St. Isidore the Farmer

(c. 1070-1130)

Not all the saints have been “of distinguished family”. Thus, the parents of St. Isidore the Farmer (or “the Laborer”) were poor, and he himself was poor. Yet he became venerated by kings, chosen as the protector of Madrid, and invoked as patron of U.S. farmers.

He was a native of Madrid, named after the great seventh-century archbishop of Seville, St. Isidore. If his parents were unable to afford school for him, they at least taught him well their own love for prayer and hatred for sin.

As soon as he was big enough to handle a hoe, Isidore was sent to work for Juan de Vergas, a well-to-do farmer who raised crops outside of Madrid. He would spend all his life in the employ of this one man. Humdrum? Yes. But it was within this context that Isidore tried to achieve, and did achieve, the holiness to which we are all called. Eventually he met and married Maria Torribia, a young woman whose ideals matched his own. When their one child died early, Isidore and Torribia agreed to take private vows of continence.

Prayerfulness and generosity were the two characteristics that this farm-hand developed in particular. It is a sign of his great popularity that many legends developed about his life: the legends simply underline his reputation for these two virtues.

First, his devotion to prayer. Each morning before work he would go to church. One day, however, his fellow workers complained to Vergas that by tarrying too long at church Isidore was shirking his morning labor. The boss determined to check this report himself. Next day, Isidore did indeed come later than the others. But just as Vergas was about to scold him, he noticed that when Isidore started to plow, there were two other plowmen on either side of him, guiding snow-white oxen not of his own herd. Angels, it seems had been assisting the saint so that, even though he stayed a little longer at church, his portion of the work done was tripled.

It was usually in matters connected with his generosity that Isidore became noted even during life for miracles. He was accustomed to share his own scanty meals with the poor. One day when he came to attend a dinner given by his religious confraternity, he picked up a crowd of beggars en route from the church. Those in charge of the dinner were a little annoyed. “We can’t possibly feed all of these,” they said. “We have only one portion left - the one we have been saving for you.” “That will be enough,” the saint replied. And it was. Multiplied miraculously, Isidore’s dinner fed the whole group of unexpected guests.

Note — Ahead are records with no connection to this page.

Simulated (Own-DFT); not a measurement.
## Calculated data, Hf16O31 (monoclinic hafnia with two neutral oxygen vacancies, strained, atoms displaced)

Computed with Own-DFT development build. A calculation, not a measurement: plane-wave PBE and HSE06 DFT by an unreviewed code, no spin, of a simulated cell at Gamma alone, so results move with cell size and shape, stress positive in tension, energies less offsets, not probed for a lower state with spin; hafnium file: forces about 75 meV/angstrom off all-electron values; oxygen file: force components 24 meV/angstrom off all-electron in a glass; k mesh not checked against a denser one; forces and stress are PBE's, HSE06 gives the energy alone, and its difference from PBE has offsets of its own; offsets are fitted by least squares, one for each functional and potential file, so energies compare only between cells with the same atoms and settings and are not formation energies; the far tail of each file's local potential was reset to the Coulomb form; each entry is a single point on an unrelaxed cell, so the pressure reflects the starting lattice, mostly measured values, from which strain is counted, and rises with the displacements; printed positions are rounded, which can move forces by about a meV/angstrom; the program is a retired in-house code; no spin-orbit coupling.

Revered during his life, Isidore became immensely popular as a wonderworker after his death. Even the royal family joined his admirers. He was said to have appeared in a vision to King Alfonso of Castile in 1211 to show him a secret path by which to overtake and conquer a Moorish army. King Philip II (1598-1621) was cured or a mortal fever when the incorrupt, mummified body of the saint was brought from its shrine into his sickroom. In 1622, at the urging of the royal family, the Madrid farmer was at length canonized. It was at the same ceremony in which St. Ignatius Loyola, St. Francis Xavier, St. Teresa of Avila and St. Philip Neri of Rome were declared saints.

In the Spanish new world, too, St. Isidore became a beloved figure especially among Indians and other agriculturists. In our own country, the National Catholic Rural Life Conference adopted him as patron of U.S. farmers, and got permission for the American Church to celebrate his feast May 15th.

St. Isidore’s wife also came to be recognized as a saint: St. Maria Torribia De Cabeza. Both of them teach an important lesson to all of us. We can become saints in whatever state of life God assigns to us. Holiness simply means doing His will where we are.